# Addressing close friends



## RoseD

I'm a writer, and my current work in progress is set in Poland, circa WWII.  I have a question about how a young person would address an adult who is a very close friend of the family.  

I know adults would usually be addressed with the respectful forms of _Pan _or _Pani_, followed by first or last name.  How might this change if the adult is a close friend?  Is there a form of address that could distinguish him/her from the way other casual friends or acquaintances are addressed?

Thanks in advance, and I look forward to your answers!


----------



## kaczucha

Hi,
As I know there are no specific forms. 'Pan/Pani' is always ok. OR /it depends on the fact what  the relations are / some 'close' people like when you call them by their first name. BE CAREFUL  to use their first name only if you are not sure they like it. If your beloved auntie is possibly your manager - do not call her by her first name at the others. 
Sorry for my mistakes - feel free to correct my English.


----------



## Karla_S

Hello,
I think that since your book is set during the time of WWII, you should be careful with young people calling adults (no matter how close) by their first names. 

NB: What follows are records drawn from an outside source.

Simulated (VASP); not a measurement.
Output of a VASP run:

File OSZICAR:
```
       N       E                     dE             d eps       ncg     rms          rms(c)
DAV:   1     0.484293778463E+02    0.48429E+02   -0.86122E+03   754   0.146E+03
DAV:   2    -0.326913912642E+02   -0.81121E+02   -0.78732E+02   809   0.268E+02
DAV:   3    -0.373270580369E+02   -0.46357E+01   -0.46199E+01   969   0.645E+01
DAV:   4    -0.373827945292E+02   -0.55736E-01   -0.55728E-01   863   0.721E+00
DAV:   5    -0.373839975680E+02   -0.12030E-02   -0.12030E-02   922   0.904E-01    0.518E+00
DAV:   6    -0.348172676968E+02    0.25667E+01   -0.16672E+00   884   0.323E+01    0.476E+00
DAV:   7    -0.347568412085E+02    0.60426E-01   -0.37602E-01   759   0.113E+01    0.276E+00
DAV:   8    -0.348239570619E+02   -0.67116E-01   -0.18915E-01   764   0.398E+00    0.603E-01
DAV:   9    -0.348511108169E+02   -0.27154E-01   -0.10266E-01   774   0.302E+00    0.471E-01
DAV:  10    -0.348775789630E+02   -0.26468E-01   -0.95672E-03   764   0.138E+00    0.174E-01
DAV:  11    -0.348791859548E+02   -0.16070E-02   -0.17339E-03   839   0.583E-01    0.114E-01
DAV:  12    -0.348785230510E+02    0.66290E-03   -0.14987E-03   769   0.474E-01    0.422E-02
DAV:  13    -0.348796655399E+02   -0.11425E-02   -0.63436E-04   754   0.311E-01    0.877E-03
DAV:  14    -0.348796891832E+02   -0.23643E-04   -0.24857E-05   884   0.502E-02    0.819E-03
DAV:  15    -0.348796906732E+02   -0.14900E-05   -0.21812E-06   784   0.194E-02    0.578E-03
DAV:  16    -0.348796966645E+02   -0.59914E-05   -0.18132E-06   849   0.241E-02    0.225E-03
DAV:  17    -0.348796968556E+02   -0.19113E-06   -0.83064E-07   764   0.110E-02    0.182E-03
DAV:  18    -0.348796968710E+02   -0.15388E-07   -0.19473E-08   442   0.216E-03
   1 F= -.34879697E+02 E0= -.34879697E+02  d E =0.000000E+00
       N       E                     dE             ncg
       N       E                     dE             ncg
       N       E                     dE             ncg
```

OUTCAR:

Rather, they would be addressed in the third person - for example, if you want a young woman to ask her uncle "did you hear what happened," she would most likely say "Czy wuj/wujek/stryjek słyszał co się stało?" (Literally, "Did uncle hear what happened?") 

I'm looking forward to other ideas, but if you are writing about the 1930s and 1940s, this would most likely be the way young people would address those who are older.


----------



## kaczucha

Karla is absolutely right.
During WWII it even could be 'Pani Matko, czy możecie mi powiedzieć?', 'Wuju, czy moglibyście mi powiedzieć? Wujno/ Wujko/ Józefowo, czy możecie / moglibyście mi powiedzieć?
It WAS COMMON /no longer/ to talk to adults using plural verbs. Sometimes women were called not by their own names ,but by the female forms for their husband's names.    'Wujna/Wujka' = uncle's wife       'Józefowa' = Józef's wife  ,    The verbs were the 2nd person  plural form /present - możecie, future in the past - moglibyście/ 
Czy możecie/Czy moglibyście mi powiedzieć? = Can you/Could you tell me?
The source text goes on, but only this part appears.